'Greencastle' filmmaker wins at California film festival

January 23, 2012|By ROXANN MILLER |
  • Koran Dunbar is the director and star of the movie "Greencastle." He is a resident of Greencastle, Pa., and works in Hagerstown.
By Roxann Miller/Staff Writer

GREENCASTLE, Pa. — Winning an award for best sound and a nomination for best screenplay at the Idyllwild International Festival of Cinema in California for “Greencastle” was somewhat of a miracle for homegrown filmmaker Koran Dunbar.

“We’re pretty much a bunch of nobodies,” Dunbar said. “This is our first film and rarely does your first film make it to a film festival — let alone win an award.”

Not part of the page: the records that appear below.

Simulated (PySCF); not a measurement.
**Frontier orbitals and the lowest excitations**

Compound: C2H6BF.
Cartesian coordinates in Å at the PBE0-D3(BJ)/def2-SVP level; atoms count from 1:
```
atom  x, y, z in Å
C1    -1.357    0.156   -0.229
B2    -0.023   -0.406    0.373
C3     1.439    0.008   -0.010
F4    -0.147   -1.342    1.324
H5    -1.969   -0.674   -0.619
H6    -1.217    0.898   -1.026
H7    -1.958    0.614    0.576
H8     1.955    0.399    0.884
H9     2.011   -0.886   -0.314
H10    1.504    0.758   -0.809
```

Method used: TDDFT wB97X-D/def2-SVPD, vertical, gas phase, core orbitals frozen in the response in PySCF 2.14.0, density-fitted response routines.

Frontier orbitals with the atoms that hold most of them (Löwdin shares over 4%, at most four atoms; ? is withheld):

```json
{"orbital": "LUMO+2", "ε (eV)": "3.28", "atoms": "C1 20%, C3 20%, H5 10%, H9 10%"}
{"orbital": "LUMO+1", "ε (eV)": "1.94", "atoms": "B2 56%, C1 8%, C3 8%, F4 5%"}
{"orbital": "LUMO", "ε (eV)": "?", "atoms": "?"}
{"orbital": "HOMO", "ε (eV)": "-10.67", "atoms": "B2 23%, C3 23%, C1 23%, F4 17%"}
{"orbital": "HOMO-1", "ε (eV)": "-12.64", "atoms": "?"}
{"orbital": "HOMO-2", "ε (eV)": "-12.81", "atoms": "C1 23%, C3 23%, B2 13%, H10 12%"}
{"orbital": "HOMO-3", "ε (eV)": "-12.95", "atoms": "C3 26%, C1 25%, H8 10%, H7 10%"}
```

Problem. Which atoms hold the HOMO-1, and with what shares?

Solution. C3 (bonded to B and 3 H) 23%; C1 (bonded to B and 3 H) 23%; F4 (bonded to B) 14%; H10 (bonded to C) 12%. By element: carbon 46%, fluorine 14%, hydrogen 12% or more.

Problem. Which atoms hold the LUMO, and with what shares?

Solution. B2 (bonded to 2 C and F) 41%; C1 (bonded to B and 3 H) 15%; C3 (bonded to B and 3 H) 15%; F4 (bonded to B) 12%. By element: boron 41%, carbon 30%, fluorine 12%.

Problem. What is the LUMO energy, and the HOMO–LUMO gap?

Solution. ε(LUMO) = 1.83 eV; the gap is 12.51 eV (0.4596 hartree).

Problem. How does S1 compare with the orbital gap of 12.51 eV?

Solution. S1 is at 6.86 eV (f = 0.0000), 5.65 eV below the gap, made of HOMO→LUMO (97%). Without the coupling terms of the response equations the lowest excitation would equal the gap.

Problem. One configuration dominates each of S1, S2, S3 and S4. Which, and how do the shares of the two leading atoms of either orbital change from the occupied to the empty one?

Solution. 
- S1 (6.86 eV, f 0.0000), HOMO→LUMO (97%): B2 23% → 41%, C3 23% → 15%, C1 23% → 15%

John Avarese and Matthew Datcher won Best Sound, Feature or Featurette for the movie “Greencastle” at the independent film festival held Jan. 12 to 15. Datcher is from Waynesboro, Pa., Dunbar said.

Made on a shoestring budget — less than $100,000 — compared to most multimillion-dollar independent films, Dunbar, 30, of Greencastle, said he’s proud of his first attempt at filmmaking.

“We received rave reviews, and we were up against hundreds of films with million-dollar budgets,” said Dunbar, who wrote, directed, produced and acted in “Greencastle.”

Even though the movie lost the best screenplay-feature award to “Paradise Recovered,” Dunbar was unaffected.

“We came to inspire people. I saw a woman come out of the film crying,” Dunbar said. “She said it was the best film she has seen in 10 years.”

He submitted “Greencastle” to 21 film festivals competing against independent films shot on $10 million budgets.

In the film, Dunbar plays Poitier, a pet shop worker who is stuck between hope and despair, and is just going through the motions of life.

Dunbar said the moral of the quirky drama is, “if you never take chances, then you’ll never have opportunities.”
How it happened

In some ways, the film parallels Dunbar’s life.

Dunbar dreamed of making a movie since he was a student at Greencastle-Antrim Senior High School.

Dunbar and high school buddy Waylon Smith became friends in eighth grade while they warmed the bench on the basketball team.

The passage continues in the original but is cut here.